2008 Stats in the 24 Hour Wake of the YouTube Debate
Here is one indicator of a “snap” reaction to last night’s first debate between Democratic contenders for the presidency: the percent share of sales of our Democratic presidential bumper stickers, buttons, shirts and posters garnered by each of the Democratic contenders during the 24 hours following the closing of the third debate. The distribution looks like this:
There are three tiers of performance here. In that first tier are Barack Obama and Hillary Clinton. In the second tier are Dennis Kucinich, Bill Richardson and Al Gore. Gore did very well for someone who isn’t even a candidate, but this is not as impressive as Gore’s first-place performance in the 24 hours following the last debate. Mike Gravel, John Edwards, Joseph Biden, and Christopher Dodd defined the bottom.

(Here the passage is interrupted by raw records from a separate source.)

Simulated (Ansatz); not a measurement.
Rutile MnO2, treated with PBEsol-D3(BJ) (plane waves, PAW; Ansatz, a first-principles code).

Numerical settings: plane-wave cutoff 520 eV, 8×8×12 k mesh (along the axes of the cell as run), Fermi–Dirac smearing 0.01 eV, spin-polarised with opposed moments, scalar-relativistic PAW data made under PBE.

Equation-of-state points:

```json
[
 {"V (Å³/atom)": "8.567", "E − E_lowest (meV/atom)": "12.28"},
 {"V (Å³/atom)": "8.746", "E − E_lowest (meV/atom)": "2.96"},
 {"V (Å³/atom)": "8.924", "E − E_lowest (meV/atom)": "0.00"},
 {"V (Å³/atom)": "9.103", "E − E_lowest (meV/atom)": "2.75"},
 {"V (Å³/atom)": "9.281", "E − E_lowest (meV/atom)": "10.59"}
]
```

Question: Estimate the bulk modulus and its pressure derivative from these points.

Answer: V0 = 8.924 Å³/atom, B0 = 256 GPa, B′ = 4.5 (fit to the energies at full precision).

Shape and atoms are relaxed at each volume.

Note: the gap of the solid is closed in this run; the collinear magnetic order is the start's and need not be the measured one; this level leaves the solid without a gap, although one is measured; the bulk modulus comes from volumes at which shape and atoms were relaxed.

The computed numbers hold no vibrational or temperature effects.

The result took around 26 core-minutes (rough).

Although Dennis Kucinich and Mike Gravel are saying many (although not all) of the same things, it’s interesting to see a separation between the two candidates emerge — one that’s been showing up in the recent weekly stats, too. My own reaction watching the two is that Kucinich seems to do a better job of expressing the ideas and motivations behind his policy priorities, while Mike Gravel expresses his frustration more than his reasoning. Watching someone say “I’m mad as hell and I’m not going to take it any more!” once or twice is riveting; watching him do it six times makes me wonder what else there is.